Overrated/Underrated: “Boss Baby’s” acclaim, and Acetone earns a well-deserved retrospective
UNDERRATED
“Ingrid Goes West” (2017): Starring Aubrey Plaza and Elizabeth Olsen, this edgy comedy about a stalker energized and enabled by her Instagram feed isn’t quite the biting satire of social media and its many hashtag-adorned “#influencers” we need, but it comes close. Plaza is an unsettling bundle of need as Ingrid, who sets about rebuilding her life in the image of Olsen, who portrays any number of digital tastemakers curating their brand through their image-conscious shots of launch parties or Joshua Tree weekends. Judgment doesn’t come easy for anyone here; the rest of us maybe aren’t so lucky.

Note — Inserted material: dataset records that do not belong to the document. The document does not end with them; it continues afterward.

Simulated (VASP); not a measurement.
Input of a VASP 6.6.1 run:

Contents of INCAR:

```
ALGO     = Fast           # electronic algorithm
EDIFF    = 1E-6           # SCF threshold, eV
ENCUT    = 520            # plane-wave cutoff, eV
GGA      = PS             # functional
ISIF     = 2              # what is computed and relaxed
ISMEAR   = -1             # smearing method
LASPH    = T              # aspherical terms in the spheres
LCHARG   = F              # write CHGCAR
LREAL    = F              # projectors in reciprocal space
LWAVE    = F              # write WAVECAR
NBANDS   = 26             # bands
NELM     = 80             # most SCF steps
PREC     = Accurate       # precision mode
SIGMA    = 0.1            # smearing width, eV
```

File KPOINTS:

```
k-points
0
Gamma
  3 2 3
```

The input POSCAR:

Acetone’s “1992-2001”: Specializing in a languid blend of spacious psychedelic rock and Americana that paired well with hazy L.A. summers, the indie rock band Acetone broke up far too soon in 2001 with the suicide of bassist-vocalist Richie Lee. Though the band’s last and best album, “York Blvd.,” provides a poignant epitaph, Light in the Attic recently released this career-spanning collection of superb outtakes and under-heard tracks along with a novel-length band biography that testifies to what drew a cult-like legion of fans that includes Spiritualized’s Jason Pierce and Hope Sandoval of Mazzy Star.
OVERRATED
“The Boss Baby” (2017): Forever known as “The Oscar-nominated ‘Boss Baby’ ” thanks to the academy’s nominations announcement this week, this movie featuring the voice of Alec Baldwin as an infant in a suit made a lot of money and, therefore, apparently deserves a shot in the animated feature category. While there’s some comfort for fans of the snubbed “Lego Batman” in knowing this category belongs to Pixar’s beautiful “Coco” (which could have landed in the best picture category), there’s some question how this middling movie got here. Maybe voters thought it was an “SNL” sketch?
The indie cred of streaming TV: Back when internet upstarts were striving to disrupt the programming dominance of the major networks, you could count on the likes of Amazon, Netflix and Hulu to cast a wide net for an audience with idiosyncratic shows like “Lady Dynamite,” “One Mississippi” and “Difficult People.” But now that some time and money has passed, everyone wants an awards-gobbling blockbuster series, and all of the above shows have been canceled. While you could argue some were too wonderfully weird for a big stage, it seems the more an industry is disrupted, the more it stays the same.